What I Buy & Why: Gallerist Nicole Schoeni on the Biggest Strokes of Luck in Her Collecting Career and Her Most Prized Possession

The Hong Kong-based dealer never has buyer's remorse—but there are some works that got away.

Nicole Schoeni, a collector and the owner of Schoeni Projects.
Nicole Schoeni, a collector and the owner of Schoeni Projects.

Art has been at the center of Nicole Schoeni’s life since the very beginning.

Her father, the late Manfred Schoeni, was the founder of Hong Kong’s influential Schoeni Art Gallery, which represented artists including Liu Ye, Yue Minjun, Zhang Xiaogang, and Zeng Fanzhi well before they skyrocketed to fame. 

While working at her father’s gallery, Schoeni focused her attention on the next generation of emerging Asian artists—a passion project that dovetailed with the building of her own collection.

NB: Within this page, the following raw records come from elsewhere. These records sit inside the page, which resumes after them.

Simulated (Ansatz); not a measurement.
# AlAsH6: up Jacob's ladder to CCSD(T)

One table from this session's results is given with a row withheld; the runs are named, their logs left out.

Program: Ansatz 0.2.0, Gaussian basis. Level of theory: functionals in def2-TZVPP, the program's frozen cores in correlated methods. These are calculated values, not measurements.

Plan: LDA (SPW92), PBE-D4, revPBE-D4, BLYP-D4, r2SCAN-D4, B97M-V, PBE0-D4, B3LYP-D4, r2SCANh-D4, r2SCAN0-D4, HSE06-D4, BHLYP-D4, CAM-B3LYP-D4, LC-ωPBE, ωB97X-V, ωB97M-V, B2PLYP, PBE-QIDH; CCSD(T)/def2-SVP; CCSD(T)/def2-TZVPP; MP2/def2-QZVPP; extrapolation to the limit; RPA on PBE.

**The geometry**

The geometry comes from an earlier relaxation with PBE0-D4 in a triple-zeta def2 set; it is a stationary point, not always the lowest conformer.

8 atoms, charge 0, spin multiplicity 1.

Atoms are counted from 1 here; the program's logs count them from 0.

This May, Schoeni kicked off her next chapter, founding Schoeni Projects, which has spaces in London and Hong Kong and will focus on cross-cultural exchange through an innovative series of collaborations. The first exhibition, “disCONNECT,” opens this month in Hong Kong, featuring 14 artists from seven countries.

We chatted with Schoeni about her collection, her latest initiatives, and which artworks got away.

Adam Neate, Striped T-Shirt (2008). Collection of Nicole Schoeni.

Adam Neate, Striped T-Shirt (2008). Collection of Nicole Schoeni.

What was your first purchase (and how much did you pay for it)?

My first purchase was an Adam Neate artwork. Let’s just say I paid a substantial amount considering it was my first purchase. 

What was your most recent purchase?

My most recent additions to my collection are selected works from my inaugural show under Schoeni Projects, titled “disCONNECT.”

Participating artists included Alex Fakso, Isaac Cordal, [street art duo] Herakut, [graffiti artist] Mr. Cenz, and [street artist] Vhils, with many of the works responding directly to working under lockdown. Many will now be shown as part of an upcoming exhibition at Schoeni Projects in Hong Kong later this year.

Isaac Cordal, Isolated (2020). Courtesy of Nicole Schoeni.

Isaac Cordal, Isolated (2020). Courtesy of Nicole Schoeni.

How has luck influenced your career as a collector?

My luckiest moments as a collector are when I get to meet an artist I admire in person.

Which works or artists are you hoping to add to your collection this year?

I have a long wish list of artists that I hope to collect in general. I have already struck off one artist in particular for this year, which is Vhils.

Vhils, Camada Series 26 (2020). Courtesy of Nicole Schoeni.

Vhils, Camada Series 26 (2020). Courtesy of Nicole Schoeni.

What is the most expensive work of art that you own?

That would be an artwork by Zeng Fanzhi that I inherited from my late father’s collection.

Where do you buy art most frequently?

Frequently from the artists directly, but also from galleries at art fairs.

Zeng Feng Zhi, Mask (1998). Courtey of Nicole Schoeni.

Zeng Feng Zhi, Mask (1998). Courtey of Nicole Schoeni.

Is there a work you regret purchasing?

One of my mottos is to live life without regrets, so no.

What work do you have hanging above your sofa? What about in your bathroom?

In Hong Kong currently, I have artists that we represented in the 2000s when I ran Schoeni Art Gallery and works by Zhao Fang and Ling Jian in our weekend home. In our bathroom, we have three pen-on-paper works by David Bray.

What is the most impractical work of art you own?

Probably a sculpture by Zheng Lu, as it consists of hundreds of small components that need to be individually installed.

Ling Jian's Red—Vanitas (2007) hangs in Schoeni's weekend home in Lantau.

Ling Jian’s Red—Vanitas (2007) hangs in Schoeni’s weekend home in Lantau.

What work do you wish you had bought when you had the chance?

Jenny Saville when she first debuted at Frieze, Kehinde Wiley, Sopheap Pich at an Asia Art Archive auction, and Mark Ryden, before he was famous, at a gallery in LA.

If you could steal one work of art without getting caught, what would it be?

Without a doubt any triptych by Francis Bacon. A bit of a mission, given how large the work would be!